Cokehead Junkytude
Well it’s that time of year again when Coca-Cola trots out their Satan Claus packaging to fire the folks up for some ice-cold Coke as the snow starts to fly. Though the tradition hasn’t quite been the same since learning that the modern style man-sized red-garbed elf was not created by Coke but only exploited as a marketing ploy to get their colors out there for the holidays. Oh well, another favorite urban legend debunked for Poor Montag.
Well, Poor Montag isn’t the only one this year in a Coca-Cola-marketing buzzkill funk. It seems Coca-Cola themselves are falling on hard times. According to the linked Reuters article of Dec 7th, the company’s investors have fretted that “…new product introductions seemed risky and expressed disappointment about no big acquisition being in the horizon.” What’s more, the pitiful behemoth “…has struggled for five years to boost sluggish soft drink sales and meet changing consumer tastes…” in Coke CEO Neville Isdell’s words its been a downright “innovation deficit!” Dark times indeed!

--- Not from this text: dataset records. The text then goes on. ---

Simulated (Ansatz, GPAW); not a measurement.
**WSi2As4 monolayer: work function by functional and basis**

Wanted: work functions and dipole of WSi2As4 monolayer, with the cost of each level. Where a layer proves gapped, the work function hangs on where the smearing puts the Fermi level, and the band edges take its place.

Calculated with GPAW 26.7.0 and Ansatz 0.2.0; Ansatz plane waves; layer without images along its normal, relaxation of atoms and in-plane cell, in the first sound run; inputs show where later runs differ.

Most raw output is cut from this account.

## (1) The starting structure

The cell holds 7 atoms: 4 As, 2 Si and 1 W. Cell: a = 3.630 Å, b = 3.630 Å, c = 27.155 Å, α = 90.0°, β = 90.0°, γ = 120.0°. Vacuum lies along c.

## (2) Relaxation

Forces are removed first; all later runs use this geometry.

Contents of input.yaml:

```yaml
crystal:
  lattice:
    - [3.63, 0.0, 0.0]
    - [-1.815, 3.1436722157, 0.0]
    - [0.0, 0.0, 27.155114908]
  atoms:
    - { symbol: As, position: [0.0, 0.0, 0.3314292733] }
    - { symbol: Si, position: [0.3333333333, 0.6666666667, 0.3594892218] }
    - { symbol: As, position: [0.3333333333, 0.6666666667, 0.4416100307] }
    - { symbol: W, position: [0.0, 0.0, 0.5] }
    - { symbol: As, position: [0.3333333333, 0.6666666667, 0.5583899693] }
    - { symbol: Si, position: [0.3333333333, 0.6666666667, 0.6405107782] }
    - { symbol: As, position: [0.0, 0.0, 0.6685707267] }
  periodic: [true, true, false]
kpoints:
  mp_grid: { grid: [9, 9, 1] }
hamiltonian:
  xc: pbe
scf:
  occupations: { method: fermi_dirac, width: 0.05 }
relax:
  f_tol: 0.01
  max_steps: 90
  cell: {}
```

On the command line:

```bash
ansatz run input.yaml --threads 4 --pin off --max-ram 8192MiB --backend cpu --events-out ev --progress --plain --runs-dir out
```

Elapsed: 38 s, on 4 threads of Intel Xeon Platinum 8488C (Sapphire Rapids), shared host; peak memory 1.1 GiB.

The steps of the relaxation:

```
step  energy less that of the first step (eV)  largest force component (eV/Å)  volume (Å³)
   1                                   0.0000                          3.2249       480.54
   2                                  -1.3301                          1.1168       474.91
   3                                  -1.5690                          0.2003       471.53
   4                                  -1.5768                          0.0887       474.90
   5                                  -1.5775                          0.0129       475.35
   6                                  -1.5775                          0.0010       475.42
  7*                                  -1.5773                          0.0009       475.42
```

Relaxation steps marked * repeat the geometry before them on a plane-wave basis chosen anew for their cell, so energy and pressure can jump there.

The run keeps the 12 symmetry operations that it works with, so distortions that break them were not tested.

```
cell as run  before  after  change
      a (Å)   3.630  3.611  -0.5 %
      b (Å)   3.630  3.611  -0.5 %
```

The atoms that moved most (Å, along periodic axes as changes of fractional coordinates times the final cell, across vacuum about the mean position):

And the troubles don’t stop there:
Chief Financial Officer Gary Fayard said that currency translation would likely be a drag on next year’s results. A stronger dollar hurts U.S. companies as it reduces the income from overseas when converted into U.S. dollars. Fayard also said Coke plans to spend $2 billion to $2.5 billion on share repurchases and boost its dividend next year.
“It is going be tug of war between underlying fundamentals, which are looking better, and the currency, which they have no control over and it could be a big negative,” said John Faucher. [Emphasis added.]
Don’t ask who John Faucher is, but Your Montag is pretty sure he just said there’s going to be a war between fundamentalists and the currency! The Stump’s own (we thought) resident crackpot Schismism has written about this. Little did we realize.
So how will Coke overcome the “innovation deficit” they have saddled themselves with?
Coca-Cola Blak is a new cola-coffee beverage that will debut next month in France. Also during the presentation, Coke marketing chief Mary Minnick said Coke was introducing higher- margin extensions in the fast-growing water category and that it plans to launch “Tab” energy drink targeting women. [Once again, emphasis added.]
Hey Coke, I have a fantastic idea for you. It’ll help you out in the fast-growing water category. . . . A water bottling factory that does nothing more than bottle local tap water. . . and, (this is the good part,) pollutes the local water supply! (Extra growth if you pollute it with something only you know how to filter out!) Whaddaya say? Too cynical? Hey, it’s worth a try. Just think how fucking rich your investors are gonna be when drinking water becomes a commodity! You guys are gonna kick ass then. Think of the profits!
What? You got anything better in the cynical marketing department?
The company unveiled a new advertising campaign expected to debut in North America during the 2006 Winter Olympics that will promote wellness and showcase its broad lineup of drinks.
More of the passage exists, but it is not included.